A recently-approved technology standard should help software developers to tap the latent processing power of graphics chips and transform regular computers into veritable supercomputers—at least for certain applications. Poised to take advantage of the technology first is Apple
Based on the popular C programming language, version 1.0 of OpenCL was ratified and published by standards body The Khronos Group last week. The OpenCL programming language developed by Apple lets applications offload much of the processing from the CPUs to a computer’s graphics chip, or GPU.
Modern GPUs from Nvidia, AMD subsidiary ATI, and Intel are as powerful as regular CPUs—in some cases more so. For instance, ATI’s latest Radeon HD 4870 GPU has almost 1 billion transistors, more than twice as many transistors as parent AMD’s most powerful quad-core Phenom CPU.

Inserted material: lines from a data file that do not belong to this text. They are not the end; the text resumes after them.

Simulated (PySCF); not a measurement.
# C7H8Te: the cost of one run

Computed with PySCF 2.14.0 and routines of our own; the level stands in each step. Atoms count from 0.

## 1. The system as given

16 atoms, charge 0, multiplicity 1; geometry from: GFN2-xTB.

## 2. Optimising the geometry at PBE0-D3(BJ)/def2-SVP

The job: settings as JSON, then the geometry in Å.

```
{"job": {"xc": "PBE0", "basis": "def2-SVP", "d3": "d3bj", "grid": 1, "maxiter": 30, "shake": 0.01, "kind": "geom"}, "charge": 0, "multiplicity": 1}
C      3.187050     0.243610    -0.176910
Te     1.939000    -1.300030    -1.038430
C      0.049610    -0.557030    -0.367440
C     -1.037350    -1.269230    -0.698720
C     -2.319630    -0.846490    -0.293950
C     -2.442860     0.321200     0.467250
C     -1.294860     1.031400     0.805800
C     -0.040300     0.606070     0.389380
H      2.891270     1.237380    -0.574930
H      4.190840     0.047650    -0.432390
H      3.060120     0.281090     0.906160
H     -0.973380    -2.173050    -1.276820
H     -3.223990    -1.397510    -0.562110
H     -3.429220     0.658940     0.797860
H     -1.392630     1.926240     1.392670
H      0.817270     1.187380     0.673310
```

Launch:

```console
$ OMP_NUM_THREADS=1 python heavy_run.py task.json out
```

Even when they are helping to display hyper-realistic first-person shooter video games or encoding video, GPUs tend to be woefully underutilized. OpenCL can solve that by allowing GPUs to acclerate many applications, especially those whose work can be broken down into many smaller parallel calculations, such as low-level number crunching, high-resolution graphics rendering and video encoding.
For those operations, GPUs “are blindingly fast,” said Dan Olds, an analyst with the Gabriel Consulting Group. Encoding and rendering high-def video can be done between 40 to 100 times faster when apps are recompiled with OpenCL, said Olds. Health-care applications such as those processing MRIs and CAT scans would see similar acceleration, he said.
“When you compare the performance to a standard Mac, this will sound like a supercomputer to some people,” he said.
Ian Lao, an analyst with In-Stat, agreed. “This is not total hyperbole,” he said. “The moment I enable OpenCL, I can take a desktop computer into the low-to-mid-end server/supercomputer category.”
Apple looks to be the chief immediate beneficiary of OpenCL, which will be supported in its forthcoming move to Mac OS X 10.6, codenamed “Snow Leopard.”
“That hides some of the complexity of OpenCL, such as the need for OS X to detect and download separate graphics drivers,” said Lao, though he noted that Macs will still need specific Nvidia or ATI graphics chips to take advantage of the technology.
Snow Leopard could come as early as the first quarter of 2009, although Apple has said only that it would be released by mid-year. More details could emerge at next month’s Macworld Expo.
Olds doesn’t think OpenCL will jumpstart the Mac as a gaming platform, despite the potential rendering advantages. Rather, he thinks it will be used to accelerate the video and graphics applications used by creative professionals who have long bought Macs.
Lao, meanwhile, expects OpenCL to have two main effects on Mac hardware. First, it will encourage software developers to port their wares to the technology to take advantage of Snow Leopard’s release. Second, OpenCL may provide a much-needed boost to Apple’s high-end Mac Pro workstations. Though popular with digital artists and animators, Mac workstations like the Mac Pro long ago ceded the high-end animation and rendering market to Linux and Windows. And due to their cost, Mac workstations have never been able to break into the CAD and engineering markets, either, says Lao.
With the no-cost horsepower boost provided by OpenCL, Mac Pros could suddenly “get Apple back in the game, and re-open markets up to them,” Lao said.
What about Windows PCs?
Microsoft has not announced any plans to formally support OpenCL in Vista or its forthcoming Windows 7. That doesn’t mean Windows PCs won’t be able to enjoy the fruits of OpenCL. They still can, said Lao, provided they are equipped with the right Nvidia or ATI graphics chip—either on the motherboard or via an add-on graphics card—and if OpenCL applications are tweaked to work with the Nvidia or ATI drivers.
For instance, Microsoft has already confirmed that it will rewrite Vista, PowerPoint 2007, the Silverlight multimedia player and its Expression video encoder to work with ATI’s drivers.
Moreover, Microsoft is working on DirectX 11, the upcoming version of its long-time series of graphics application programming interfaces (APIs). Lao said DirectX 11, particularly its Direct3D 11 API, gives programmers roughly the same sort of ability to control whether the application is processed by the CPU or GPU.
The difference, according to Lao, is that OpenCL is likely to encourage the acceleration of a much broader range of apps to be accelerated compared to DirectX 11, which will continue to be used mostly to boost videogame performance.